Enter Made In Space and its two rivals in the ZBLAN field, FOMS, short for Fiber Optics Manufacturing in Space, of San Diego and Physical Optics Corp. of Torrance, California. The three are racing to be first to commercialize ZBLAN fibers by making them in orbit, as each company has so far done only in small batches aboard the International Space Station.

True believers think that space-made ZBLAN fibers could gradually replace silica fibers as the product of choice for modernizing or expanding the millions of kilometers of fiber optic cables back on Earth. This would require mastering production of long fibers in space facilities sized for commercial production.

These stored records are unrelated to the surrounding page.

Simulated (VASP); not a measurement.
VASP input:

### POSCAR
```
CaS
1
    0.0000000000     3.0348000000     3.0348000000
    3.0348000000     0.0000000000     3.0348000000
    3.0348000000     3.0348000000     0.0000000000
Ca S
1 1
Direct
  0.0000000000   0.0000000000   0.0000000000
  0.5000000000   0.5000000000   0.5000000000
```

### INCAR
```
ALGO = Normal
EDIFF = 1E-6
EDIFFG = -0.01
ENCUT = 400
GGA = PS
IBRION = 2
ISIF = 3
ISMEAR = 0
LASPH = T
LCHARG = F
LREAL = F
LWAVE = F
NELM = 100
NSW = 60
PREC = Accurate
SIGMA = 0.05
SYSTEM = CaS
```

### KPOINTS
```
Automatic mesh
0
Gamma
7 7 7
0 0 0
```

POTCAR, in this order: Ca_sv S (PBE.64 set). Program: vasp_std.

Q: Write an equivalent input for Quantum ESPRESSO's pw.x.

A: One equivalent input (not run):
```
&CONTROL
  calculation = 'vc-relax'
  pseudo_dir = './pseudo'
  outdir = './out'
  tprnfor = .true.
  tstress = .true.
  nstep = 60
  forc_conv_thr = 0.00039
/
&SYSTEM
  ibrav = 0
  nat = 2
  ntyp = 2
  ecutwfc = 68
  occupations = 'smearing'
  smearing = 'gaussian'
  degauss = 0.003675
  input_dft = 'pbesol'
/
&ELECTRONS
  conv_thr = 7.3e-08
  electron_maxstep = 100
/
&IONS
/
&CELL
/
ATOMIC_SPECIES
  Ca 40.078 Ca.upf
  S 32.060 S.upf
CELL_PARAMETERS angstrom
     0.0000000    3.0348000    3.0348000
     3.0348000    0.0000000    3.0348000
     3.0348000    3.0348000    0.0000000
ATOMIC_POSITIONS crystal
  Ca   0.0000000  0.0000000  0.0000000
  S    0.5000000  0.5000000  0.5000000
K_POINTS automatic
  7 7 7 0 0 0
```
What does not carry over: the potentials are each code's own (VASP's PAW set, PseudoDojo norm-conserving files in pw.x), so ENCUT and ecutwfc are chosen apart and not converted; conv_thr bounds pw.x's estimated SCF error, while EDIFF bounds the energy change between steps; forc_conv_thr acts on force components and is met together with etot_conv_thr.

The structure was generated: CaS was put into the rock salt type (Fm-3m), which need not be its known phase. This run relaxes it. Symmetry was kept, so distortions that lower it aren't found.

Such an outcome would mark an unusual twist in the long search for a product that will spark creation of an economy in space. Such visions often center on additive manufacturing or 3D printing. Rockets, space habitats and other equipment could, in theory, be made this way instead of launching them assembled from Earth. Material ranging from human tissue to composites would be laid down a layer at a time with techniques tailored to take advantage of microgravity.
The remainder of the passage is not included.